The former president and 2024 Republican presidential nominee will be interviewed Wednesday by three journalists — ABC senior congressional correspondent Rachel Scott, Semafor politics reporter Kadia Goba and Fox News host Harris Faulkner — “on the most pressing issues facing the Black community,” NABJ said in a news release late Monday.

The organization said it also invited Vice President Harris, but “her confirmation is pending.”

Karen Attiah, the 2019 NABJ journalist of the year, announced Tuesday that she would step down as convention co-chair.

“While my decision was influenced by a variety of factors, I was not involved or consulted with in any way with the decision to platform Trump in such a format,” she wrote on social media. (Attiah is a Washington Post columnist who works for the Opinions division of The Post, which operates separately from its news coverage.)

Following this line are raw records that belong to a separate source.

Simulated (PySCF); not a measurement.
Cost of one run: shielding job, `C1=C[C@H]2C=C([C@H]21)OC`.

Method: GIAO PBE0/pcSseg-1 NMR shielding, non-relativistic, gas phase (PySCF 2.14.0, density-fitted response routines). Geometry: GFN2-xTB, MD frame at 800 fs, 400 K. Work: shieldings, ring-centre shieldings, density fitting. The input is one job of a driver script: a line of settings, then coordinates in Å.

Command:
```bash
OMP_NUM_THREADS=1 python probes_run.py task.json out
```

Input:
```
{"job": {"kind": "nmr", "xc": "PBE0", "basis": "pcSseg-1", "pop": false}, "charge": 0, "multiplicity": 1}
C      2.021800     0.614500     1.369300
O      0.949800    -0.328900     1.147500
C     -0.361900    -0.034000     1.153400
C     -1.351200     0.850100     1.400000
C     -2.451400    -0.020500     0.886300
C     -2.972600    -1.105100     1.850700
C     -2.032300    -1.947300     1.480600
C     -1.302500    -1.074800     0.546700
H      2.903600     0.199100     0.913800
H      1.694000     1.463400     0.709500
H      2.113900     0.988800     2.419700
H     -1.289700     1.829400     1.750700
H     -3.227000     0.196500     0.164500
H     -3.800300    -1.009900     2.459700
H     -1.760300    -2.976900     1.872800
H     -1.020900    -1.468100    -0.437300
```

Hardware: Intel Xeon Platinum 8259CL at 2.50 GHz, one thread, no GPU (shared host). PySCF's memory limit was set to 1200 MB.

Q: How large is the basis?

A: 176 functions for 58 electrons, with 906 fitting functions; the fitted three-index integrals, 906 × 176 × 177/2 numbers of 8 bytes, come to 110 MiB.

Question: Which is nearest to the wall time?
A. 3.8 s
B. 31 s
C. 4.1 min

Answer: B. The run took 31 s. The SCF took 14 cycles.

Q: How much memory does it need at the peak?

Other journalists raised objections as well. TheGrio’s April Ryan, who clashed repeatedly with the then-president during her time as a White House correspondent, wrote that the invitation was “a slap in the face to the Black women journalists” who were verbally attacked by Trump.

NABJ is the most prominent association representing Black journalists; the nonprofit says it has more than 4,000 members.

Some criticized what they portrayed as NABJ’s “normalizing” of Trump by hosting him or the fact that the group did not make the announcement earlier. The choice of Faulkner, who has previously conducted interviews with Trump for Fox News that critics saw as soft and less than challenging, also drew complaints.

The Trump campaign used the invitation to boast about its purported support among Black voters. Recent national polls found between 15 and 19 percent of Black voters supported Trump against Harris.

Others, though, defended the event as part of the group’s mission in journalism.

“NABJ didn’t platform Trump. The voters in the Republican primary did,” Symone Sanders-Townsend, an MSNBC host who is a former Harris spokeswoman, wrote on social media.

“Just like anyone else who is running for President, he should sit for serious interviews and answer real questions.”

Representatives for NABJ and Harris did not immediately respond to The Post’s inquiries.

NABJ invites major-party presidential candidates during every election year, President Ken Lemon said in a video shared by NABJ Monitor. He said conversations began with both party’s then-presumptive candidates more than a month ago.

Lemon said the Trump invitation did not amount to an endorsement and called it a “great opportunity for us to vet the candidate right here on our ground.” He added that they expect panelists to fact-check Trump in real time, noting that the convention theme is “Winds of Change: Journalism Over Disinformation.”

“It is our jobs as journalists to have those uncomfortable conversations so that the people who count on us to inform them get the information from the source,” he said. “… It is our job also to offer that opportunity for those candidates to be here, and not doing that would not be the right thing.”

Lemon also said that he trusted the chosen journalists to hold Trump accountable. (Faulkner has previously been praised for a 2020 interview with Trump during the height of racial justice protests).

According to NABJ, former presidents George W. Bush, Barack Obama and Bill Clinton have previously attended NABJ conventions.

At the 2017 convention, some prominent journalists bowed out of a panel discussion about police violence in part because then-Trump aide Omarosa Manigault Newman was invited to attend. The actual panel transformed into a shouting match, and Manigault Newman walked off the stage after the moderator said the event had “reached the point of diminished returns.”